Marble Cake Federalism
“Marble cake federalism” is a bakery metaphor often used to describe the model of cooperative federalism. This model of federalism holds that the local, state, and national governments do not act in separate spheres, but instead have interrelated policy goals and administrative duties.
The metaphor originated in an early 1950's pamphlet authored by Joseph E. McLean. The concept was more fully developed by Morton Grodzins in Goals for Americans, a book published in 1960 as an overview of The Report of the President’s Commission on National Goals. In his chapter on the federal system, Grodzins noted, “The American form of government is often, but erroneously, symbolized by a three-layer cake. A far more accurate image is the rainbow or marble cake. . . . As colors are mixed in the marble cake, so functions are mixed in the American federal system.”

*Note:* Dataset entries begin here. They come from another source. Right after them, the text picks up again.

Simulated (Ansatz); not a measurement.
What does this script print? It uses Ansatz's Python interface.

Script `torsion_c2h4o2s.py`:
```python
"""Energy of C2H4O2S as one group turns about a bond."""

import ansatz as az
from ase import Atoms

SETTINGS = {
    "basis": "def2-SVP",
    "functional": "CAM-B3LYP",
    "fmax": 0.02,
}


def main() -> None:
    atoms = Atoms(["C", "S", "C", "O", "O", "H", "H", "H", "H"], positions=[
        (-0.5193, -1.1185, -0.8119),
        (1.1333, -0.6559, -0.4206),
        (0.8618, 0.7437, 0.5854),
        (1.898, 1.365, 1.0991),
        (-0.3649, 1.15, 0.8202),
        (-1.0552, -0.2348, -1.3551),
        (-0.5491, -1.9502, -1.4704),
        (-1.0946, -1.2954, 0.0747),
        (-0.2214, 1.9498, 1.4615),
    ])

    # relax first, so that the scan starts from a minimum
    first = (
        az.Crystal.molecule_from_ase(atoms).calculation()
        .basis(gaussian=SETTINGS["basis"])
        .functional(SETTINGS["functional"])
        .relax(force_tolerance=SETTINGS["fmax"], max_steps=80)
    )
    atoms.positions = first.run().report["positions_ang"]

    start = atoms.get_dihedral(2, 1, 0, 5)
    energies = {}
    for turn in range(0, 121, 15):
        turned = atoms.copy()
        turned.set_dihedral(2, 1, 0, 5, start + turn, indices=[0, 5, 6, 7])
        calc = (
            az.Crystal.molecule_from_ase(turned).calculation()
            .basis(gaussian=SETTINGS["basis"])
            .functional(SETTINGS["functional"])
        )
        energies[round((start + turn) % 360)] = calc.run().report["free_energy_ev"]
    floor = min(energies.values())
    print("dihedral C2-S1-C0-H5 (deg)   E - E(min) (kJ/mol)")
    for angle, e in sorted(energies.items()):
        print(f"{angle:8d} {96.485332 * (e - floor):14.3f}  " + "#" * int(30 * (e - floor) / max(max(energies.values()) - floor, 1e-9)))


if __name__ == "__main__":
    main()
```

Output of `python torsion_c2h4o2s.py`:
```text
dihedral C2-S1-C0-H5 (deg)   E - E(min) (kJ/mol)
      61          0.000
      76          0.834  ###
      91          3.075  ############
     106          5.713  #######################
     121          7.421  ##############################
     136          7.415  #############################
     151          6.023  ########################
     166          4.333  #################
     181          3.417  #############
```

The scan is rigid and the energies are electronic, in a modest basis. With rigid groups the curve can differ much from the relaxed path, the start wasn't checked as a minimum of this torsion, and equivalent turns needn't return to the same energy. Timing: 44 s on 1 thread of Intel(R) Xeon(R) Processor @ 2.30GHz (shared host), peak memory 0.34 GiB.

Although Grodzins believed that a system of dual federalism never existed in the United States, other theorists contend that marble cake federalism came into existence during the New Deal era of the 1930's. It was during this time that the Democratic majority was able to develop a variety of social welfare and public works programs. As these public policies were developed, the national, state, and local governments built administrative relationships to execute the programs.
Politically, the national government played a supporting role to the states and localities prior to the 1960's because the three levels of government had comparable goals. However, this changed during Lyndon B. Johnson’s presidential administration when the state and local governments often held goals that conflicted with the national government’s civil rights agenda.
From a public administration standpoint, the model of marble cake federalism leads to the development of more efficient government programs. Because each type of government has its own constituency, different interests and perspectives become involved in the policy process. In addition, when state and local interests are represented in congressional hearings, their needs and concerns are taken into account when legislation is passed and the guidelines for grants-in-aid are developed.
Morton Grodzins, “The Federal System,” in Goals for Americans (Englewood Cliffs, NJ: Prentice Hall, 1960); Paul E. Peterson, The Price of Federalism (Washington, DC: Brookings Institution, 1995); and Deil S. Wright, “Policy Shifts in the Politics and Administration of Intergovernmental Relations, 1930s–1990s,” Annals of the American Academy of Political and Social Science 509 (May 1990): 11–30.